Reyan Ugas, sophomore, declines a fellow student’s offer of a candy bar, despite being stressed, tired and hungry in the midst of finals week.

Confused? Ugas declined the offer due to her religion which is Islam. She is one of the many Muslims at HHS and all around the world who are currently observing Ramadan, a holy month that happens each year. explains that Ramadan is month of reflection for Muslims. Fasting, one of the five pillars of Islam, from things such as food and drink from dawn until dusk is commonplace.

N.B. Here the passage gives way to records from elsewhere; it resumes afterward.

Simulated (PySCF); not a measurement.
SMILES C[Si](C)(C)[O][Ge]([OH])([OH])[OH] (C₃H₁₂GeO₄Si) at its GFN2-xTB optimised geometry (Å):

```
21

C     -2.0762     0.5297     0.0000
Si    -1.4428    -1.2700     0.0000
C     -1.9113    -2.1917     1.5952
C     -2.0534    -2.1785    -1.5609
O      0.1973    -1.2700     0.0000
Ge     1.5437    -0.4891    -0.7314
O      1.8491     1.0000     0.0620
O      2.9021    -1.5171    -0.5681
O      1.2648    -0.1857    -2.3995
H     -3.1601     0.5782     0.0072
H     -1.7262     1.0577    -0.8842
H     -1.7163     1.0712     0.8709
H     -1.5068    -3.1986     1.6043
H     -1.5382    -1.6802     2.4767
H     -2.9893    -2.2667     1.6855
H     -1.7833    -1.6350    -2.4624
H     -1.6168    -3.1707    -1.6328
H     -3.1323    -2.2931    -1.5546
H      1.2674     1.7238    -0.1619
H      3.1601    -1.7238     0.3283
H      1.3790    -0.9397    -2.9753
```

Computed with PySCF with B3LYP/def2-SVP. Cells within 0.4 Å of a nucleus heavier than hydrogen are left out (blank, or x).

“A common misconception is that Ramadan is made to torture people. However, it is understood in most Muslim communities that there are going to be exceptions and that is okay. The actual purpose of Ramadan is about reflecting on your priorities and figuring out what you want to change to be the best version of yourself,” said Ugas.

The Marie Curie Organization echoes that. The website explains that there are plenty of valid reasons for not fasting some of which include a pregnant woman and a prepubescent child.

“It is up to the individual as to when they want to start fasting, but by the age of 15, it is pretty much everyone, as long they are healthy. Personally, I started fasting at 12,” said Anisa Hassan, junior.

There are a lot of resources and tips available online to make Ramadan more manageable. NBC highlights that when the fast is broken at at night, it is a time for community and celebration. They also talk about the three day holiday that happens after Ramadan, known as Eid al-Fitr, which includes plenty of food and lively celebration.